May VayKay Day 9
“Mike never dreams at home,” Mike says on day 9, the day after our first rainy-rainy-all-day day.
We share snippets of our crazy dreams. He and Nick were in a competition involving climbing a wall with personally selected avatars and they chose Matchbox cars. My dream made far more sense. I was helping to raise an American flag in our neighbors’ yard. In real life, they lost a son in Iraq. Memorial Day weekend is more significant to those who understand its true meaning, and our friends have been on my mind this weekend.
We’re living more and more like Ranger, and whenever we’re not moving (and Mike requires far move movement than I), we’re sleeping, reading, or watching old DVDs. Yes, we have a television in our trailer, something we once scoffed at back in the days when from our tent we would see old folks in their travel trailers all decked out with boob tubes, sound systems and heat.
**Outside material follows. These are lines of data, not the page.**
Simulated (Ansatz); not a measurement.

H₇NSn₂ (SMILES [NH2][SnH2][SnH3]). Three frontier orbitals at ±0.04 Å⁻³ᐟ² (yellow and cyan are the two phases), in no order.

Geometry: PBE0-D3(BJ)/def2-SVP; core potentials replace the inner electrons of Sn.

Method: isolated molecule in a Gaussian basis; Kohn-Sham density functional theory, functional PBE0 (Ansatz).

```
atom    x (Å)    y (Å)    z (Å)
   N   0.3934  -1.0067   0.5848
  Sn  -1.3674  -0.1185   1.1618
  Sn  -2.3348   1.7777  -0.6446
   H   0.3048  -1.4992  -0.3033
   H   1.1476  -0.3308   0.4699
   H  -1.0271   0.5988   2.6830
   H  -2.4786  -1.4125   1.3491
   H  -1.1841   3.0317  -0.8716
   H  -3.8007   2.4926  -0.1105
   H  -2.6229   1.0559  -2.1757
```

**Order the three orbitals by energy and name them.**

“Wimps,” we’d call them. “They’re not really camping.” We once took pride in roughing it.
And now we’re them.
“We’ve done our time,” Mike says. “We could go to a primitive campsite on Monday, but why?”
We’ve grown accustomed to the little luxuries of home: running water, an inside toilet, heat, an old movie or two.
We’ve also fallen into an unspoken routine each day. Upon waking and wondering how the clock could possible show 08:30, or even 09:00, we acknowledge once more that “we’re on vacation.” It’s great starting the day with a giggle. Then, I make coffee and the bed and sweep out the trailer while Mike takes Ranger for his morning constitutional. I rustle up some breakfast when they return and then we head out for the day, or Mike rides while I read and write. There might be a mid-day nap. Evening hors d’oeuvres of crackers with cheese, smoked salmon or mustard sardines (the best!) and wine wind down the day while we decide what we’d like for dinner. Then more reading, perhaps a movie—we’ve both decided Shrek is one of the best ever made—and while I clean up from dinner, Mike takes Ranger for his bedtime stroll. We’re all back in bed by nine.
It’s glorious.
It’s so easy to live in the present when camping, even when camping in relative luxury.
And I’ll say it again.
It’s glorious.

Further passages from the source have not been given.